GUELPH – “Police-in-schools programs endanger Black and racialized children.”
That’s according to the Upper Grand District School Board (UGDSB) Black Parents Council, a grassroots collective founded by a group of parents who say there’s an urgent need for advocacy, support, and accountability within the school board.
The group is holding a Sept. 27 event to “discuss safe and inclusive school environments without the presence of police officers.”
The event will take place from 2 to 5pm at Shelldale Family Gateway and the EarlyON Centre at 20 Shelldale Cres., Guelph.
The event will feature guest speakers Andrea Vásquez Jiméne and Robyn Maynard.
Vásquez Jiménez is the founder, director and principal consultant of Policing-Free Schools (Canada), “where she works with communities to advocate, strategize, mobilize and organize for the uprooting of policing and carceral infrastructures, practices, policies, culture and logics in educational spaces,” according to her bio at policingfreeschools.ca.
She is an Afro-Latina community organizer who “strives to co-create transformative, healthy, equitable, life-affirming, liberatory, healing-centred and policing-free educational spaces.”
Robyn Maynard is a Black feminist writer, scholar, and assistant professor of Black Feminisms in Canada at the University of Toronto-Scarborough.
She is the author of the acclaimed books Policing Black Lives and Rehearsals for Living.
Maynard’s writing on borders, policing, abolition and Black feminism is taught widely in universities across Canada, the United States and Europe.
The event aims to bring parents, students, and community members together to learn about the ongoing struggle in Ontario, beyond the fight against Bill 33, officials state.
Bill 33, or Supporting Children and Students Act, 2025, amends acts related to youth services and education and would require school boards to partner with police to implement School Resource Officer (SRO) programs and provide police access to schools.

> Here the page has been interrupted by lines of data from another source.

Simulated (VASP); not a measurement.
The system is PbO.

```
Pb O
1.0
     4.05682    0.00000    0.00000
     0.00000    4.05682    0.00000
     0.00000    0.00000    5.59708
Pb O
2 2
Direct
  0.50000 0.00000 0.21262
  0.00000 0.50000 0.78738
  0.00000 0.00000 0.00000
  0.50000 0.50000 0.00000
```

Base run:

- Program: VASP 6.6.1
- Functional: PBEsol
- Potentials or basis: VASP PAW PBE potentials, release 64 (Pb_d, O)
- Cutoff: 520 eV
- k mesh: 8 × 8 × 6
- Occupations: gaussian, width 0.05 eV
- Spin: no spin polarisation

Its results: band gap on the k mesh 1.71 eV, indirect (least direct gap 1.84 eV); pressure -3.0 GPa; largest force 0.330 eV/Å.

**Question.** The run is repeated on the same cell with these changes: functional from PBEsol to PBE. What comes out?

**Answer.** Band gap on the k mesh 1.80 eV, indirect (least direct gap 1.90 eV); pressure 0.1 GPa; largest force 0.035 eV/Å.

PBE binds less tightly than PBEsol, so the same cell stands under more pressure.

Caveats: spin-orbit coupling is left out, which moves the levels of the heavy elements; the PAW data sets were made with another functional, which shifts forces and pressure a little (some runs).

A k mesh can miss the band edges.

“Together, we will discuss the impact of the school-to-prison pipeline, the profiling of Black students, and how police-in-schools programs endanger Black and racialized children,” event organizers state.
“We will learn about strategies aiming to shift to policing-free schools and dismantling the school–prison nexus and co-creating liberatory education.
“We believe that schools should be safe, affirming environments where Black children can thrive, yet this has not been the reality in the UGDSB, nor across Ontario more broadly,” Black Parents Council members state.